Obama's Loan Modification Plan: 7 Things You Need to Know

The White House releases fresh details on its plan to save the housing market.


5. Net present value: To determine if a particular mortgage will be modified, the servicer will perform a so-called net present value test. The test compares the expected cash flow that the loan would generate if it is modified with the expected cash flow it would generate if it isn't. If the modified loan is expected to produce more cash flow for the mortgage holder, the servicer is to restructure the loan. Howard Glaser, a mortgage industry consultant and a U.S. Department of Housing and Urban Development official during the Clinton administration, called this component of the plan "clever," arguing that it would work to ensure broad participation. "When you apply the formula, the loans that are modified are the ones that are in the best economic interest of the investors to modify," Glaser says. "The federal subsidy for the payment on the modification…tips the scale toward modification as a better deal for the investor."

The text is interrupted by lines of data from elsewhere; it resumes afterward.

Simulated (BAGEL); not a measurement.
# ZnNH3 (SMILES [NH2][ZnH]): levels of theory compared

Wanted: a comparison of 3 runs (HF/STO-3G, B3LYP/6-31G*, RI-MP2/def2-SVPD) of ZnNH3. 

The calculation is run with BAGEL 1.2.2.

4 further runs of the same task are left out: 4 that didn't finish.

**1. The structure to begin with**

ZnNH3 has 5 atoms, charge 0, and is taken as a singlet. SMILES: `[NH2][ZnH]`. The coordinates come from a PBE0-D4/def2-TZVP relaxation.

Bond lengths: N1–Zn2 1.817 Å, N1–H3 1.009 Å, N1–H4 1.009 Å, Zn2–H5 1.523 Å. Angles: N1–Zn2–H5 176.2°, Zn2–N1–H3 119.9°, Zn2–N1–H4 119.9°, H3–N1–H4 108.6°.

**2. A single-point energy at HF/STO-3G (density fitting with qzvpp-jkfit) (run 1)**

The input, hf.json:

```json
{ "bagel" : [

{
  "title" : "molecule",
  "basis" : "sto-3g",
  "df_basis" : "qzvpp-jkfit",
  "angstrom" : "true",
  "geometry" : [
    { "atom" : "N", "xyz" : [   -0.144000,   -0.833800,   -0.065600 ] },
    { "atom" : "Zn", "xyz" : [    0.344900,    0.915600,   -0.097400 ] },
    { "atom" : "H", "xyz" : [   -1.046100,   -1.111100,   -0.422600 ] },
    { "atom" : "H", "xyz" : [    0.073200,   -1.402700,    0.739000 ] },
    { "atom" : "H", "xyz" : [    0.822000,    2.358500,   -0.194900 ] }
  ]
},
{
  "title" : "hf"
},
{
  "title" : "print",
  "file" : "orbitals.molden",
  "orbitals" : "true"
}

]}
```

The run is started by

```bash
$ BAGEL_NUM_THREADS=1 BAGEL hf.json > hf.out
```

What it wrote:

6. Second liens: The Obama plan also addresses the issue of second liens—such as home equity loans or home equity lines of credit—by offering incentives to extinguish them. But key details on this component of the plan remained unclear. "Distinguishing the second lien is really important," Green says. "[But] exactly how they are going to convince the second lien holder to do this is not clear to me at all."

7. Will it work? Moody argues that while the plan may reduce foreclosures for primary residences, it could lead to a spike in defaults for another group of homeowners. Although he supports the administration's efforts to focus the initiative on primary residences, Moody notes that "it could be the case that a lot of [real estate speculators] have been just hanging on waiting to see exactly what the details are of this [plan]," Moody says. Now that it's clear the Obama plan leaves speculators out, "we could actually see a spike in foreclosures or at least mortgage defaults among this group."

Glaser, meanwhile, worries that lenders may soon be overwhelmed by inquiries from homeowners looking to participate. "Starting today, millions of borrowers are going to start to call their lenders to see whether or not they are eligible," he said. "And I'm not sure that the financial services industry has the capacity to handle these inquiries."